One day after senators struck a deal to replace two contested recess appointees to the National Labor Relations Board and stay away from the "nuclear option," a third federal appeals court said the appointments weren't valid.
This time, the federal appeals court based in Richmond, Va., declined to enforce NLRB orders, saying that three recess appointments to the NLRB were improper.
"We conclude that the President's three January 4, 2012 appointments to the Board are constitutionally infirm, because the appointments were not made during 'the Recess of the Senate.' Accordingly, we deny the Board's applications for enforcement of its orders," two members of a three-judge panel from the Fourth Circuit Court of Appeals held Wednesday.
Once again a federal appeals court has applied the Constitution's recess appointments clause narrowly, but the three judges involved have a fascinating debate that makes reading the opinion, a concurrence and a dissent an interesting read, outlining the vexing issues underlying the legal case.

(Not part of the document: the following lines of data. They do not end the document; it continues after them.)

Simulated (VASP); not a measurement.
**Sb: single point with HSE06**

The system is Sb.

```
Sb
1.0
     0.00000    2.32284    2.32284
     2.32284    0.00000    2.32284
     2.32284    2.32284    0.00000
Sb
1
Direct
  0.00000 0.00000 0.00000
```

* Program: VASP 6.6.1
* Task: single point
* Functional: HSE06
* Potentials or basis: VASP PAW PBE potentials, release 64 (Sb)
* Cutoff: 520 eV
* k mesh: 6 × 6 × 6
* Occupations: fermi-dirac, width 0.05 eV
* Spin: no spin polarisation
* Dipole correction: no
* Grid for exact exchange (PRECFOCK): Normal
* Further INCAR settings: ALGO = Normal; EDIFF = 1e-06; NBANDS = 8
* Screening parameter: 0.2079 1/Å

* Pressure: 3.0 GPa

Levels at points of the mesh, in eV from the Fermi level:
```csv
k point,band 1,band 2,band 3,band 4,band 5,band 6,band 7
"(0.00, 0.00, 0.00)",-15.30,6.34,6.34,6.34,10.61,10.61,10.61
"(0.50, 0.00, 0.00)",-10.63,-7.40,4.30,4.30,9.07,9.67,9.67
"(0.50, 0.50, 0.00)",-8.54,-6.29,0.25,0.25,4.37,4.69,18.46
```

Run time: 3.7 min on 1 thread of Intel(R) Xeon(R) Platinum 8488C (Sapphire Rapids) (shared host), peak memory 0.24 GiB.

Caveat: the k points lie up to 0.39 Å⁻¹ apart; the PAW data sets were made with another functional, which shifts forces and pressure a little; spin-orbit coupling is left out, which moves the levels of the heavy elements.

Senate Majority Leader Harry Reid said Tuesday that he thought the NLRB appointments would eventually be declared valid by the Supreme Court, even though they came about when the Senate was at least nominally in pro-forma session every three days.
"The decision reached by the D.C. Court of Appeals was foisted upon the American people because we had some bad judges," the Nevada Democrat said on MSNBC. "I have confidence, as much as I disagree with the decisions of the Supreme Court most of the time, I feel that the facts and law are on our side."
Senate Republicans retained Miguel Estrada as outside counsel to represent them opposing the veracity of the recess appointments in a similar case before the D.C. Circuit Court of Appeals. The Philadelphia-based Third Circuit has said likewise.
The D.C. case goes before the Supreme Court next term.
Wednesday's opinion and concurrence take the constitutional language rather literally to apply to intersession recesses, while the dissent raises another question: the possibility that the House could block recess appointments.
"It grants the House a veto over recess appointments, a power nowhere to be found in the Constitution, and grants the Senate — through the use of a procedural artifice unworthy of the world’s greatest deliberative body — unfettered power to prevent the President from making recess appointments to fill up important offices," wrote Judge Albert Diaz, an appointee of President Barack Obama.
The author of the opinion, Senior Judge Clyde H. Hamilton, and the concurrence, Allyson Kay Duncan, were Republican appointees.